In short, metal and water are not natural companions. They are natural enemies. It takes regular upkeep for a ship’s underwater surfaces to endure—even in the placid surroundings of a maritime museum. Heaven knows what problems will come to light. 

One thing Philly shipyard workers will find is that walking underneath a 45,000-ton castle of steel to perform a hull inspection is an awe-inspiring yet unnerving experience. (By the way, that frequently cited figure refers to the ship’s empty weight. Iowas displaced 58,000 tons or thereabouts on active service, when loaded with fuel, ammunition, stores, and of course sailors.) Paranoia verges on inescapable: what if the blocks on which all that mass rests were to shift or collapse? 

Squish.

Battleship Revival: How USS New Jersey's Maintenance Sheds Light on Naval Strategy

Anyway. Images of New Jersey underway stir two thoughts, one relating to battleships back then and another relating to the composition of battle fleets today. One, bombast about these behemoths’ supposed invincibility was both commonplace among battleship sailors and misplaced. An oft-heard joke around the Iowa-class held that if an antiship missile were ever to slam home, the captain would simply call away “sweepers.” 

The notion being that a ship so stoutly built would suffer no damage in an assault. A cleanup crew would tidy up the mess and ship’s business would carry on.   

As with any good jest, there’s a certain amount of truth to it. But only to a point. Sure, parts of a battlewagon boasted armor plating up to seventeen inches thick. Critical sections—the forward faces of the 16-inch gun turrets, for example—could indeed take a wallop. The ship’s engineering plant and other vital innards were encased in an armored box running much of the hull’s length. The sides were thick at the waterline. Etc. 

USS New Jersey

Battleships had to be ruggedly constructed. After all, they were built to duel their heavy-hitting peers on the high seas. They had to be able to take a punch and fight on. 

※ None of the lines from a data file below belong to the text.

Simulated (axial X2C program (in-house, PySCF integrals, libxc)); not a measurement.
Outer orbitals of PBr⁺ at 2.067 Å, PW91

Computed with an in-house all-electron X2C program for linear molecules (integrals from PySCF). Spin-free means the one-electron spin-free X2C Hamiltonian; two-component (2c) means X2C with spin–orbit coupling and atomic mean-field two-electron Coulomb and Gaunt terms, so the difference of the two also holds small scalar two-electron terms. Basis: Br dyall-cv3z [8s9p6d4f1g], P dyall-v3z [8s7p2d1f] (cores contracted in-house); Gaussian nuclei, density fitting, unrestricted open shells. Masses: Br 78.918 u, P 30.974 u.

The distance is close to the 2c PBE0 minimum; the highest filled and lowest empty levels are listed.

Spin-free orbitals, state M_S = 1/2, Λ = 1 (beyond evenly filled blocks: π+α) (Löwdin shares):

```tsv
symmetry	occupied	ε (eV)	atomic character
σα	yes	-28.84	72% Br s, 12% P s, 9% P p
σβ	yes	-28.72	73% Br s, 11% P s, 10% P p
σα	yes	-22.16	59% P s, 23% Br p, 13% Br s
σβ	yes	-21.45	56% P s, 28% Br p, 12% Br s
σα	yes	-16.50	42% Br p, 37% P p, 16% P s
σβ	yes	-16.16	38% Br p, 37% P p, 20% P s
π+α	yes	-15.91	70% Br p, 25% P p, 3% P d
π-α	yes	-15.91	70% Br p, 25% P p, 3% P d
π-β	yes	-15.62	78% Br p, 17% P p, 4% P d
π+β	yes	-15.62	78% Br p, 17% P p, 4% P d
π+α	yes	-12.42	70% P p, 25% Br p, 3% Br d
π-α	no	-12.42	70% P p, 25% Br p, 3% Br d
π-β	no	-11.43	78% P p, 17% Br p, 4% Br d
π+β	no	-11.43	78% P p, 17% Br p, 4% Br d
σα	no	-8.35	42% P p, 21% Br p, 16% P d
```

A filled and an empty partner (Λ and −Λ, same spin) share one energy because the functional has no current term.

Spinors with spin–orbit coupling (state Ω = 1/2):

There were limits, though. Much of New Jersey’s superstructure is lightly armored, as are the vessel’s keel and parts of its hull. Antiship munitions could do grave harm to the upper works, while sea mines and torpedoes could smite the relatively soft underbelly. Winston Churchill spotted dreadnoughts’ vulnerability to major-caliber gunfire as early as 1914, long before the inception of the Iowa class. He proclaimed: “The true picture of a battle between modern battleships is not men in armor striking with heavy swords, but a battle between two eggshells striking each other with hammers.” 

In other words, offense and defense stood roughly in balance in contests between armor-laden medieval knights. Knights could deal out and withstand heavy punishment in equal measure. By contrast, offense was lopsidedly superior in clashes between armored warships. Who stuck the first effective blow won. And in the age of the submarine, surface patrol boat, torpedo, and mine, light craft could menace capital ships—capital ships being vessels capable of taking and dishing out punishment in action against the toughest warships a foe could put to sea. 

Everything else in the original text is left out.